Cooking Up A Storm

PUBLISHED IN THE KITCHENER WATERLOO RECORD FOR THURSDAY, DECEMBER 10, 1998

By Nick Krewen

 

Buddy Guy knows how to cook up a storm on and off the stage.

When he isn’t basting audiences around the world with masterful blues guitar licks or the savory Memphis-scented funk and soul of his latest album Heavy Love, George “Buddy” Guy can usually be found at his suburban Chicago home simmering a pot of tasty Southern cuisine.

“When I’m not home, the stove don’t ever come on,” jokes the 61-year-young Guy, who was born in Lettsworth, Louisiana but has lived in Chicago since the late ’50s.

“Home cookin’ is nothing like restaurant cooking. When you’re in a restaurant, they give you a menu and you take what they’ve got.

“When they get up in the morning at home, you get a taste of red beans and rice, which in Louisiana is what you got.”

January is the month that Guy’s family usually eats the best, on account of the veteran bluesman’s annual residency at the namesake club he owns, Buddy Guy’s Legends.

“I have everybody jokin’ about it,” says Guy, who is sitting bright-eyed and bushy-tailed in a Missouri hotel room at 8:30 a.m. despite playing until 1:00 a.m. that morning.

“The reason I play in January is because everybody has to come and see me. It’s too cold to stay outside!”

However, even Guy admits last January’s Legends stint seemed a bit more frosty. His longtime partner, harmonica great Junior Wells, lost a four month battle with lymphoma on January 15. He was 63.

“On the 15th, he tore me apart,” Guy recalls. “Even the first date, he was so sick. I’d start singing and tears would fall out of my eyes.

“I spent so much time with that guy that we were almost like brothers. It was a great loss to me, and I still haven’t straightened up on it.”

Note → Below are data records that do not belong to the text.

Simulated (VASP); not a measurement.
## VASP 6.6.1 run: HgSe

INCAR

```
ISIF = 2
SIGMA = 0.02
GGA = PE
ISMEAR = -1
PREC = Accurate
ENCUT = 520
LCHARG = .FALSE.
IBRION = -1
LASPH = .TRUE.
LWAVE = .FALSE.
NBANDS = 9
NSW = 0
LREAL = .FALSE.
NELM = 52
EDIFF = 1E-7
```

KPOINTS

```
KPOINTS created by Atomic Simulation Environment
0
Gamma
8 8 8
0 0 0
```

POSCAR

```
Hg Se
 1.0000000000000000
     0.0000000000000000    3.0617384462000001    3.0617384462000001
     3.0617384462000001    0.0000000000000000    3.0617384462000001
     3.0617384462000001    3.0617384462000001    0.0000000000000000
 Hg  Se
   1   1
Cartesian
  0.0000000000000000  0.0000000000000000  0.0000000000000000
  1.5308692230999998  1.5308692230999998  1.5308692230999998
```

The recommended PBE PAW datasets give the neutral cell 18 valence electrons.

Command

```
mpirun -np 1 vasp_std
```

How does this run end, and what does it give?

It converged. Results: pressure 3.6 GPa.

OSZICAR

Guy and his label Silvertone paid tribute a few weeks ago to the partner he first teamed up with in 1970 by releasing the album Buddy Guy & Junior Wells: Last Time Around — Live At Legends.

But Guy notes that Wells wasn’t the only casualty in what increasingly becomes an aging, fragile blues community.

“It just wasn’t a good year, man,” says Guy, his normally cheerful voice turning serious.

“We lost not only Junior, but I was pretty close to Luther (Allison), Fenton Robinson, Jimmy Rogers — and we lost about five or six guys in a year’s time. I used to say there was a handful of us , but now the hand is no longer full. The only ones I can think of at the moment are John Lee (Hooker), B.B. (King) and myself as guitar players.”

Buddy Guy has certainly earned his reputation. Born into a family of sharecroppers, Guy eventually worked his way out of the Mississippi Delta and risked starvation in Chicago so he could get noticed by prominent blues label Chess.

Eventually McKinley Morganfield, a.k.a. Muddy Waters, took Guy under his wing and hired him as a session guitarist for Chess.

“I made records behind Muddy (Waters) and (Howlin‘) Wolf, Sonny Boy (Williamson) and Little Walter,” Guy recalls. “I was the type of guy, if I played behind you, I didn’t want to step on you. I wanted to support you, you know? All of them liked that, and that’s why I got a chance to play on all of them records.”

A 1967 appearance at Toronto’s Mariposa Folk Festival in front of 30,000 people convinced him not to abandon the blues, and Buddy Guy began playing Canada on a regular basis.

“After that, I’d play Canada for two weeks at a time around Yonge Street in Toronto,” Guy says. “Then they started bringing me around to other smaller blues clubs in Kitchener and other places. Canada has been very supportive of me, and I will never forget that.”

An electrifying guitarist, Guy says he’s just continuing tradition.

“I’ve been watching B.B. King and those greats who all taught us everything we know,” he states. “I learned a lot from him and Muddy Waters and all those great guys.

When he returns to Lulu’s tomorrow (Thursday), he’s also hoping to hang out with another great guy — Mel Brown.

“I hope to have Mel jam with us this time as well,” says Buddy. “Great guy — he can play! Guitar and keyboard!”